Hamptons come with a beautiful cockpit table and seating area. On all the builds I have seen, there is a small refrigerator located in the base of the table. Having had several of these small fridges in our last house, I'm generally not a fan of them. And we have plenty of refrigerator space in the galley.
Also, the boat I crew on regularly has a built in pressure washer, and it sure makes cleaning up the boat a lot easier. So naturally I wanted one too. Working with HYG, we sourced an appropriate pump that would be located in the engine room. For this application, you don't want pressure high enough to damage teak or force water where it shouldn't go. We aren't cleaning concrete driveways here. I forget the actual pressure, but it is something like 300psi.
You might be wondering what these two things have to do with each other.
That's right, we located a 100' hose reel in the base of the table! Also seen at the top is a quick connect for the air compressor. The hose feeds out of the port side, because that's where the stairs are going up to the flybridge deck. With 100 feet, I can reach every place on the boat.
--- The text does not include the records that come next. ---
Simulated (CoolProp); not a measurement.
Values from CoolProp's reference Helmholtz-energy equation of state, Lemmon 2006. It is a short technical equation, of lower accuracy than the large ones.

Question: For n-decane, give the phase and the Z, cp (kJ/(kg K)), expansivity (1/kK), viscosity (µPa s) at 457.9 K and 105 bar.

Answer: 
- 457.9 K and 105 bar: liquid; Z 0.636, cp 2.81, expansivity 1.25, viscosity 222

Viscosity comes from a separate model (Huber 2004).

I gotta say HYG sourced a great product. It's a Glendinning reel and hose. By default the switch to power the reel is mounted on the reel itself, which wasn't very convenient.
Lu disconnected the switch and we tried several locations, settling on mounting on this door. He's taking a picture to email to his tech to do the work. High-tech!
We are also adding a little shelf above the reel to take advantage of the storage space. I just have to get the wand and I'm ready for wash down time. Just another way Mahalo will be special.